Irish gloom girls among highlights at CMJ

Members of the Irish Band “September Girls” perform in New York at the annual CMJ Music Marathon, which provides a stage to emerging artists vying for greater recognition in the industry.

Members of the Irish Band “September Girls” perform in New York at the annual CMJ Music Marathon, which provides a stage to emerging artists vying for greater recognition in the industry.

NEW YORK: More than 1,300 musicians descended on New York for the annual CMJ Music Marathon, which provides a stage to emerging artists vying for greater recognition in the industry.

While the number of music festivals has soared in recent years, 33-year-old CMJ — originally named for the College Music Journal — is credited with helping discover artists who quickly became big including Lady Gaga, Arcade Fire and, much earlier, R.E.M.

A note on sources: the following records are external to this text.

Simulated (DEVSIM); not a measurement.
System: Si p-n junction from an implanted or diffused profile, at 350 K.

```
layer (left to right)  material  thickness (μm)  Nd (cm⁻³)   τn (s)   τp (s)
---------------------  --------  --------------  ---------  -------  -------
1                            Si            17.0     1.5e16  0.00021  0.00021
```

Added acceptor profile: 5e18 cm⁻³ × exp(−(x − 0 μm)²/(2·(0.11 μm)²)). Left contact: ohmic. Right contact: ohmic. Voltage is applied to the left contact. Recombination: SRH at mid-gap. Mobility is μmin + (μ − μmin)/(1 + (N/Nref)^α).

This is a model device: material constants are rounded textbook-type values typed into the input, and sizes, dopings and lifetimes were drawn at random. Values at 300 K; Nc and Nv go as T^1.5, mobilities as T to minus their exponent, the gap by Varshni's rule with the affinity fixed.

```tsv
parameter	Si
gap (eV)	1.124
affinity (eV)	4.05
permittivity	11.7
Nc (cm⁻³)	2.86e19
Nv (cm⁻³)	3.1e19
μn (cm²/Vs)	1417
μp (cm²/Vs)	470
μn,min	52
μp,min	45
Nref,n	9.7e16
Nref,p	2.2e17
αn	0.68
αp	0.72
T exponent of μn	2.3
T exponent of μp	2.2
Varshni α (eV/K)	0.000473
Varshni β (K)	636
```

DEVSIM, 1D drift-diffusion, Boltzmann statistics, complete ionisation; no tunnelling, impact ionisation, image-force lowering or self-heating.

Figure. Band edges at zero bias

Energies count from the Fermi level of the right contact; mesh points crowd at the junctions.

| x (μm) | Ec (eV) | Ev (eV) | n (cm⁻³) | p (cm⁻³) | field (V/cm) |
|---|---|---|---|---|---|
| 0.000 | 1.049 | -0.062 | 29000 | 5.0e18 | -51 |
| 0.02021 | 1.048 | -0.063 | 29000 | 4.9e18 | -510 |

No selection can be exhaustive, but here are some highlights from CMJ which ran over five days through Saturday at clubs across New York:

With a hazy guitar reverb, dominating bass-lines and a touch of psychedelia in the keyboards, the Dublin-based September Girls conjure up a landscape of overcast skies but framed through pop melodies.

All but one member of the five-woman band takes turns on vocals, with songs on the debut album, “Cursing the Sea,” revolving as often as not around relationship dysfunction. “How long must I be lost at sea? Take these pills and swallow me,” runs the pop-catchy chorus of “Ships,” set to a shoegazing guitar that could have come from The Jesus and Mary Chain.

“We all kind of have pop sensibilities but are more interested in the darker side of it,” guitarist Caoimhe Derwin told AFP after one of September Girls’ seven shows at CMJ.

Fellow guitarist Jessie Ward, who unlike her Irish bandmates is a transplant from California, said the sound had a “dirtiness and the darkness (that) is part of the Irishness.”

“We write pop songs, but we think a straightforward pop song is a bit boring,” Ward said.

“Loom,” the first album from Austin, Texas-based Pompeii in six years, starts gently with melancholic piano chords before sweeping strings foreshadow a bigger sound to come. The title song gradually climaxes into the ferocity of frontman Dean Stafford’s guitar.

The band bears a strong resemblance to Icelandic post-rock icons Sigur Ros, except Pompeii crafts its sound into concize rock tunes with vocals. “I was 19 when the band started in ‘04 and now I’m 30, so basically we’ve reached the point where the band went through this necessary puberty,” Stafford told AFP after a CMJ show.

“We had to take this time to figure out — how do we want to change the sound? Because we felt we were a little melodramatic in the early days,” he said.

For “Loom,” the band’s third album, Pompeii tapped the Tosca String Quartet, which had its start as a popular tango orchestra in Austin; guitarist/keyboardist Erik Johnson brought in analog synthesizers.

Stafford voiced hope that Pompeii would work on soundtracks, saying: “We’re a very cinematic band by nature.”

Pompeii had a taste of cinematic drama as it filmed a video to be released for the song “Blueprint,” in which the band went to a ranch and blew up an old Honda Accord.

Ballet School’s rhythm section could have come straight from the 1980s, with a synth bass line that Whitney Houston would have danced to, but the Berlin-based band is defined by the soaring voice and presence of singer Rosie Blair.